Stephen and I used to watch a lot of movies together. Now, we watch a lot of TV together. Typical, I suppose for people who have been married nine years. TV replaced movies, though, because TV has just gotten better. No, I'm not speaking from a moral point of view. I'm speaking from a character development and interesting plotline point of view. We tend to watch shows well after they've aired on television, seasons at a time. Mostly because we don't pay for cable, but rely on Netflix and Hulu to provide our television entertainment. There are some shows we can't agree on. He likes Fringe which I just cannot follow. I watch The Office which he just cannot laugh at. There have been lots of series that we've loved and watched together like LOST, Mad Men, Big Love and Dexter.
We are currently watching Friday Night Lights. He picked it from Netflix which surprised me. I had always assumed it was just a bad teenage soap opera. I think I heard an interview with the creator on Fresh Air one time. I think that was the first time I even considered taking it seriously. I have a lot of trust in Terry Gross.
So we start watching, and I think both of us were immediately hooked. Yes, there is a lot of underage drinking, but it feels more European in some way, like kids from Texas grew up drinking cheap beer at the dinner table which makes it culturally ok. Every man in the series has been in at least one fist fight, which is a bit far fetched. But what do I know? I've never lived in a small, football crazy Texas town. There is less sexual restraint than one might hope for, but everyone is not sleeping with EVERYONE else like most good soap operas (including shows like Grey's Anatomy). And I'm pretty sure this show was made for NBC so there isn't any of the Showtime or HBO nudity (I won't judge for you whether that's a good thing or bad thing). Most relationships last for more than one season, and several last for the whole series (well, we've only seen the first four seasons). Oh, and, thus far, only two people have died, only one person has become paralyzed, and only one teenage pregnancy has ensued (but she was nineteen so does that even count?).

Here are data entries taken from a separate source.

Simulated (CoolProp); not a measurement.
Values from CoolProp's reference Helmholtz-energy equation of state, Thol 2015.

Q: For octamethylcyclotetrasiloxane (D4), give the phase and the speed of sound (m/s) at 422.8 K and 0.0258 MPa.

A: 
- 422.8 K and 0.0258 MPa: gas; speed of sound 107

All in all, this show does drama in a down to earth kind of way. You fall in love with most every character (and the writers are great about ditching story lines that are too ridiculous and fading out characters that have run their course). I'm in a place where I still can relate to the cares of a freedom seeking teenager and can also relate to the adults' desire to inspire. After one moving speech by the character Smash's mother, I looked at Stephen and said, "Now that is how you raise a son."